Put time on your side
Put time on your side
To start with your investment process – we need to develop a strategy.
Develop specific strategies
Have a clear concise, and well-defined investment planning
process.
- Set Goals [make a plan]
- Get Experts help when needed [ understand the regulation environment]
- Set a time frame
- Establish risk tolerance
- Diversify
- Review plans
Which far ado let’s dive into it – let’s say you are 20
years which I wish I were, with the knowledge I have at my disposal yet that’s
a story for another day.
You are 20, and just out of university not saying this
process is only for those who went to university – you want to save for your
retirement. How much must you save each year at 10% to accomplish the goal of a
million at age 65?
The answer is that it will take a lot of effort, and some
discipline – R 4 000 per year that’s a lot of money to some people, I also
thought it was before I could even start taking my life seriously.
The price is going up, but it is not yet out of our reach.

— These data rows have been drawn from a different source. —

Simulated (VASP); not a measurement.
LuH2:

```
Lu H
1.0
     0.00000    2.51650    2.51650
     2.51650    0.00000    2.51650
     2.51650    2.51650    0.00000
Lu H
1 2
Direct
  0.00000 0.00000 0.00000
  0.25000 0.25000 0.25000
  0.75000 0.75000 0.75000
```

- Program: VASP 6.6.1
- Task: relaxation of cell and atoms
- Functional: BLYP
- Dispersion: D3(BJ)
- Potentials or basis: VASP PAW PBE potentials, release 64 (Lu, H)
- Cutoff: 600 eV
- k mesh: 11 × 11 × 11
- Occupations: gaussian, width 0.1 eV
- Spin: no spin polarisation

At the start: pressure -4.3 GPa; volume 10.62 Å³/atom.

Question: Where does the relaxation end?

What happens if we wait until even longer?
·
At age 30, the annual cost of meeting our goal
has grown to R 10 000 a year.
·
At age 40, there are 25 years remaining to age
65 and the cost to fund your retirement supplement is now over R 28 000
per year.
·
At age 50 means that there are only 15 years
until your planned retirement, but you will need to do deposit R 85 000
each year to achieve your retirement target.
·
At age 60, it means that there are only 5 years
left. R 450 000 is required each year to fund your retirement plan – the
choice is yours here, either you work your butt-off until 80 or you find a way
like most of the guys who went and become millions with there big hairy ideas
after they went pass, they retirement time. R 450 000 is way out of the
question and not everyone has this kind of money laying there but many people
find themselves in this situation, and the common reaction is to wonder how it
will feel to still be working at age 80.
It is not always possible to start early, but the earlier we
start the lighter the burden.
The cost of reaching our financial goal does go up each day
– it is extremely easy to put off retirement planning. There is always a good
excuse, so be aware and try not to let it happen to you.
IN CONCLUSIONS
Saving for your retirement is one of the longest and biggest financial commitments you will make. With access to investments that other funds cannot offer, and their long-term track record, investment companies make a compelling case as part of a balanced portfolio for retirement. And with savers now having unprecedented freedom over how they can take their pension, now is the perfect time to learn about the unique advantages of investment companies in delivering a higher or growing income in retirement. In any case, even small amounts of savings will add up over time, particularly if they’re well invested. Regular saving works really well with pensions. You’re investing consistently over an extended period.